The World Food Programme suggests that the landless workers and families depending on subsistence farming are the most insecure. Yet, food insecurity is not all of one type. In Java and Sumatra food insecure households tend to depend on farming and small-scale trading. In the rice lands, unless they can find enough work outside their own farm or by migrating into the big cities during the off-season, the owners of small plots of land may still be food insecure because they simply cannot produce enough rice from their tiny plots to eat and to sell.

Sharecroppers might keep only a third of their rice harvest – after they meet production costs and pay another third of the harvest in rent to the landowner. In some parts of Indonesia sharecroppers are vulnerable to the ‘hunger season’, the period prior to each rice harvest. Usually this is a temporary problem. But it could prove critical if a harvest fails or a family member falls sick. This is why activists in Sumatra and Java call for land reform. Yet, land is a difficult topic politically. For now, policy focuses are on improving social safety nets, providing subsidised rice and improving health care for the poor.

The food insecure in Nusa Tenggara are largely dry land farmers. Here corn and other root crops are critical to family diets. Most farmers own land and have as much as they can manage. While this helps greatly, farmers face climate variability, poor soils, and live in a state of rural underdevelopment. One size does not fit all: policy approaches need to be tailored to fit local contexts.

Policy challenges

Indonesian analysts argue over policies to liberalise agriculture. Some economists might assert that a country should pursue its comparative advantage, importing what it cannot produce cheaply and exporting what it can. Advocates of market approaches argue that the market needs to be opened up so that a country can import at cheap prices when its own production fails. Yet the issue is not so simple.

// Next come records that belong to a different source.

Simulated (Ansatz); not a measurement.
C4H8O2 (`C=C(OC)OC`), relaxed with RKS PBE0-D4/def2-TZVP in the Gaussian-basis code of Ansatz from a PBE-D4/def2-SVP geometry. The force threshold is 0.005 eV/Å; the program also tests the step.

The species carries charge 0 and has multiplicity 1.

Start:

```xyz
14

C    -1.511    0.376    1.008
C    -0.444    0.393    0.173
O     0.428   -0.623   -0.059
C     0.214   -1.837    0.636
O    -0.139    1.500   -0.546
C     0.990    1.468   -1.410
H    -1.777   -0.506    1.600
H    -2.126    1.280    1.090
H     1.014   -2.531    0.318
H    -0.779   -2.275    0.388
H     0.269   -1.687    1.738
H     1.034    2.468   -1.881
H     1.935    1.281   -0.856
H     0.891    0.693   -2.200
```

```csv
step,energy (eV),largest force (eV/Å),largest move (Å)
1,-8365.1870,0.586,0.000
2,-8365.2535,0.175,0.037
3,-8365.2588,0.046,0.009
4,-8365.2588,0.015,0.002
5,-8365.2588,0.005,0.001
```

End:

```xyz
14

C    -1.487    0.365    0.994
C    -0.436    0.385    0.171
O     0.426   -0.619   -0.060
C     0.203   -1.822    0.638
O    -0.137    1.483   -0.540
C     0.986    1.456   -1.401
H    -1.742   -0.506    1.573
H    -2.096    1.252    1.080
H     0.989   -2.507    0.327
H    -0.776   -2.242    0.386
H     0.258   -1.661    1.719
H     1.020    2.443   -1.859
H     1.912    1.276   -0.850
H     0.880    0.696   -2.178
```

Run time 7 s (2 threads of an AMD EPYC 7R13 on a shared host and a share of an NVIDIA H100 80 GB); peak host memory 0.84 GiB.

Indonesia opened its markets and began to import more soybeans from the US where farmers in the mid-west can produce on a large scale at a lower price. With the opening of the soybean market, Indonesian farmers struggled to compete and slowly disappeared. But then US farmers responded to US government incentives to turn their soybean fields over to growing corn for biofuel. Demand for soybeans in China also grew. Production fell and the global price spiked. In Indonesia the price of tempeh and tahu, staples of the poor, rose. For some time tahu fell off the menu of the poor. When soybean prices peaked on international markets, the Indonesian government could not push domestic producers to immediately take up soybean farming as this capacity had largely disappeared with the opening of domestic markets.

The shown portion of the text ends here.